[rabbitmq-discuss] Weird Crash - Recovery logic for durable messages/queues/exchanges?

Fri Aug 7 06:39:38 BST 2009

>> So after running RabbitMQ v1.6.0 for awhile, I've encountered a
>> strange crash, where the server unexpectedly dies with no crash report
>> or any applicable log information written to disk.  I'm trying to see
>> if I can replicate the issue, but in the meantime, when I recover the
>> server, it dutifully recovers all my messages, queues, exchanges, and
>> bindings (great!).  However, once the server recovers, all the durable
>> messages in the queues (from rabbitmqctl) are still marked as
>> *messages_unacknowledged" -- not "messages_ready"... To my knowledge,
>> this means: "RabbitMQ thinks there is already an AMQP channel and
>> connection open which already has these messages -- and is simply
>> waiting for an ACK back from this AMQP consumer."  ... The problem is:
>> when RabbitMQ recovers, all AMQP channels/connections are terminated,
>> so this assumption is clearly wrong (in this scenario).
>
> On recovery the persister requeues recovered messages. They should all be
> counted as 'ready' unless they are sent to a consumer, in which case they
> will show up as 'unacknowledged'.

Okay, your wording is a little vague, so I want to be crystal clear.
Assume we have a single RabbitMQ server, with 3 consumers, where all 3
are consuming messages off the same durable queue (with durable
messages).  When all 3 start processing their respective messages,
RabbitMQ marks all 3 durable messages as 'unacknowledged'.  Then,
let's assume RabbitMQ crashes (for some reason or another).  *STICKING
POINT: Upon crash, all 3 consumers channels and connections have
terminated -- I assume there's no way for any of the consumers to
"reuse" their existing channels/connections because RabbitMQ server
died.*

Therefore, when a sysadmin restarts RabbitMQ and the persister is
recovered, will all 3 messages be marked 'ready' ?  Or will all 3 be
marked 'unacknowledged' ?   Sorry to be pedantic, but your original
reply was slightly unclear about this.

> So what you are seeing is rather strange. Are you sure there aren't any
> connected consumers?

I'm sure there are no connected consumers -- although I assume that
when RabbitMQ crashes, all consumer channels/connections are
terminated as well.  For good measure, I also had to terminate and
restart epmd... otherwise, RabbitMQ would not start up properly via
'/etc/init.d/rabbitmq start'.  FYI, this is on a stock Ubuntu
distribution.

> Also, are you running rabbit as a single node, or in a cluster?

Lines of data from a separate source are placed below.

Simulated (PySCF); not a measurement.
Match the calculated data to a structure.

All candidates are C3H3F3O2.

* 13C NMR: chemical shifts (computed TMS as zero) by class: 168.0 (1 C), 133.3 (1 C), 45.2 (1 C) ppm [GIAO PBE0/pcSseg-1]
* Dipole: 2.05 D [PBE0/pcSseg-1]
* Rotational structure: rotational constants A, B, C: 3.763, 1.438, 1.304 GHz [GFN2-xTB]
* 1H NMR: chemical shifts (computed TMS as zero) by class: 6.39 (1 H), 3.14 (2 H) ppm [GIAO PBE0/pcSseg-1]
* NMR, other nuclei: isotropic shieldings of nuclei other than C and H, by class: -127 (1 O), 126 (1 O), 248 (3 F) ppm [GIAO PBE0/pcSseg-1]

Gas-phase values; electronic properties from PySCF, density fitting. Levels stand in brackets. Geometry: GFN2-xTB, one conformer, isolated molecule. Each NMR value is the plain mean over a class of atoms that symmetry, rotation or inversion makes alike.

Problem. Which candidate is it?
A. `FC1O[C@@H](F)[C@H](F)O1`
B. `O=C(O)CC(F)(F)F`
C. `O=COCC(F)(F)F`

I'm running RabbitMQ as a single node.

To test to see if these 'unacknowledged' messages could somehow get
reset, I have:
1) shutdown all consumer connections
2) started up a single consumer.  Upon doing so, the consumer is NOT
able to fetch any of the un-ack'd messages -- although any new
messages do properly get delivered to the consumer
3) shutdown the single consumer
4) verified the un-ack'd messages still exist
5) started up a single consumer... same behavior as #2

As an interesting side case, is there any way to manually reset
un-ack'd messages back into the ready state while RabbitMQ is running
(and consumers/producers are active?).  I'm trying to avoid having to
shutdown the RabbitMQ server and obliterate the nmesia persister log
in order to clear out these messages.  (destroying and re-creating the
queues isn't ideal either, since I have active consumers processing
newer messages using these same queues).

-- Darien